Next, and this is IMO equally on both Apple and third-party developers, but the behavior of apps not yet optimized for the 4.0 OS is not exactly ideal. I’ll admit that I didn’t expect everything to be perfect, but the multitasking features are completely unusable when even one of the apps you want to use isn’t ready for 4.0. Case in point: The last.fm player is a great tool that I’ve perennially got a lot of use out of, particularly with the fact that I still have the unlimited data plan (and it was really low of AT&T to force their customers to choose between unlimited data and tethering). However, it’s still only working with the 3.0 APIs. This means that if I want to tweet a thought, or take a photo, while I’m getting my vocal trance fix, I have to stop the music, do what I wanted, then wait a few seconds for last.fm to start from absolute scratch. I’m not asking for a whole lot, but Apple could have alleviated this by keeping a “sandbox” area open for 3.0 apps. The sandbox would have allowed a 3.0 app to stay loaded, but non-operational, for a few seconds or so or until the memory was needed, so that it could give the illusion of the seamless switching that most 4.0 apps have. Sort of like how the PowerPC/Intel switch was handled.

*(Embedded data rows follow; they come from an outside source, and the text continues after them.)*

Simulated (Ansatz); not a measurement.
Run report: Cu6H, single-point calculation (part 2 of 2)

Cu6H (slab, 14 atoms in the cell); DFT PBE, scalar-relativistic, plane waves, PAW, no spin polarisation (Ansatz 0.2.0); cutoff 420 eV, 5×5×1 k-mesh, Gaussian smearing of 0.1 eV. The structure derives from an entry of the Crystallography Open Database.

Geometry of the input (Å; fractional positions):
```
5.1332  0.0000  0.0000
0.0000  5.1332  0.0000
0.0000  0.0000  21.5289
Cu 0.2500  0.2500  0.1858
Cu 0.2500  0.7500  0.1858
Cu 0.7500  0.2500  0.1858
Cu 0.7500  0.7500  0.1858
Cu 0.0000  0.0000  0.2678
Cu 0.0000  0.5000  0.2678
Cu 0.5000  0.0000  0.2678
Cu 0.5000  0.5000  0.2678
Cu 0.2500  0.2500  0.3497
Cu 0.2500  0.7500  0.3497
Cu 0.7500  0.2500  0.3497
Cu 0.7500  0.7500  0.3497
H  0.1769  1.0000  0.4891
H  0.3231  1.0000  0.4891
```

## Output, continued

Finally, the phone is not terribly comfortable to hold in the hand while talking. I don’t use it without a headset very often, but the fact is, for impromptu conversations, my hand was cramping up after ten minutes or so, and sometimes those talks can go for over an hour. The included earbuds are better than before, but I still prefer an in-ear pair, or even better a Bluetooth stereo headset. (Oh, incidentally, the phone still doesn’t support AVRCP.)

That said, I still think it’s the best pick on the block.

One of the first things you notice about the phone is that the display is very, very sharp. I’m far from a graphics whore but in all honesty this is the kind of display that I’ve always wanted. The pixel density is sufficient to trigger in some way an “uncanny valley” effect: it’s clear enough that it looks weird when you realize it’s as manipulable as pixelated text. Again, though, the effect is most shown in 3.0-level apps as those render text using the crisp display and images get scaled up and look slightly chunky (the last.fm app’s loading screen best shows this).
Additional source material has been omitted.